I don't think so. The artifacts are so rare that people are forced to record audio samples and share their information with other people to crowdsource a solution, unless they'd rather go through every theory that occurs to them one at a time on their own. FD do seem to love having huge numbers of people perform mundane tasks en-masse, and their "puzzles" have been so vague and open-ended that trying to figure them out sensibly is completely impractical. It's more efficient to smash them with a thousand random thoughts in the hope that one of those thoughts is correct, and they seem to design them like this purposefully.
My first assumption was that although Braben mentioned that there are non-celestial things to discover in deep space, those "things" were the Unknown Artifacts and that was the end of it. The nature of the artifacts' sounds and the probable hint from Michael Brookes seem to indicate it's deeper than that, but based on my impression of the way FD hides secrets, I'd expect an annoyingly simple, very arbitrary solution that is hard to stumble across unless hundreds of people are bashing their heads against it for at least a week. Then someone with an unnatural love of the USS accidentally passes through the UA-spawning region and happens to visit The Correct System, triggering the Thargoid Prince Himself to spontaneously appear in illustrious person before them, send them an amiable comms message, gift them 15 million credits and vanish in a puff of disappointment.
I'm still sore over the GTX Titan thing, so I'm trying to sit this one out despite being a massive sucker for big community puzzles and ARGs. I'm not sitting it out very well. Hoping I'm wrong about it, I suppose.

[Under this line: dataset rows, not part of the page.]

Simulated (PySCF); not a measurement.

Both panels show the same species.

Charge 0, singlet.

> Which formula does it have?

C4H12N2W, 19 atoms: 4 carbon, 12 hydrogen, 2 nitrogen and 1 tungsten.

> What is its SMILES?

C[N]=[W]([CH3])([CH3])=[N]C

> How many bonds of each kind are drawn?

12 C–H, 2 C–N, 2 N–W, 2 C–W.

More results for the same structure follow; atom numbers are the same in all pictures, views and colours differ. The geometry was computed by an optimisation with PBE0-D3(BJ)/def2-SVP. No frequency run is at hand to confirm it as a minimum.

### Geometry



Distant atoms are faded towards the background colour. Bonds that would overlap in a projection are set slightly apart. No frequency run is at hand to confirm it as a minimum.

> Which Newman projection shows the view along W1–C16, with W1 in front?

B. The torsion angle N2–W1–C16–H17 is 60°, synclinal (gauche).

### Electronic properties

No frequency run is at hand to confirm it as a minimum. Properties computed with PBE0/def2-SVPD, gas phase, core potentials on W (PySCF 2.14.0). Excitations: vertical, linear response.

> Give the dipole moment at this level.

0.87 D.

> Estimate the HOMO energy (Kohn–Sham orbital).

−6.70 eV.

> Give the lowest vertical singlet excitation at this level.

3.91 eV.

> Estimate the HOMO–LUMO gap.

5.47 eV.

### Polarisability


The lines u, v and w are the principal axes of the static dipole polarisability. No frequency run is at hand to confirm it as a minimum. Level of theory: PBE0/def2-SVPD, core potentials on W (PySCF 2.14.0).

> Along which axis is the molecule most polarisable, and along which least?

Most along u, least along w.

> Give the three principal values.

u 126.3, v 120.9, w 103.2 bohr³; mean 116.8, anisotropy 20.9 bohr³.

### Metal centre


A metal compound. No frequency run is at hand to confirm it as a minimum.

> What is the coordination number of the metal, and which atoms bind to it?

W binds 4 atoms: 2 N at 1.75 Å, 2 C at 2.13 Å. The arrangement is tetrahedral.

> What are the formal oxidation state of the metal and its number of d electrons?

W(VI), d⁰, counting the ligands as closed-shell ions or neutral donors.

Ooh, that sounds plausible! Have you seen the picture of the UA model? It looked fairly organic to me, and rather turtly. They should certainly have learned that people will always go into decryption immediately though if they think there's a code somewhere and a community effort is established behind it - Fez, and E

's previous GTX Titan thing are quick examples. And if the first kind of decryption doesn't work, they will keep going until someone can announce they're the one who solved the unsolvable puzzle.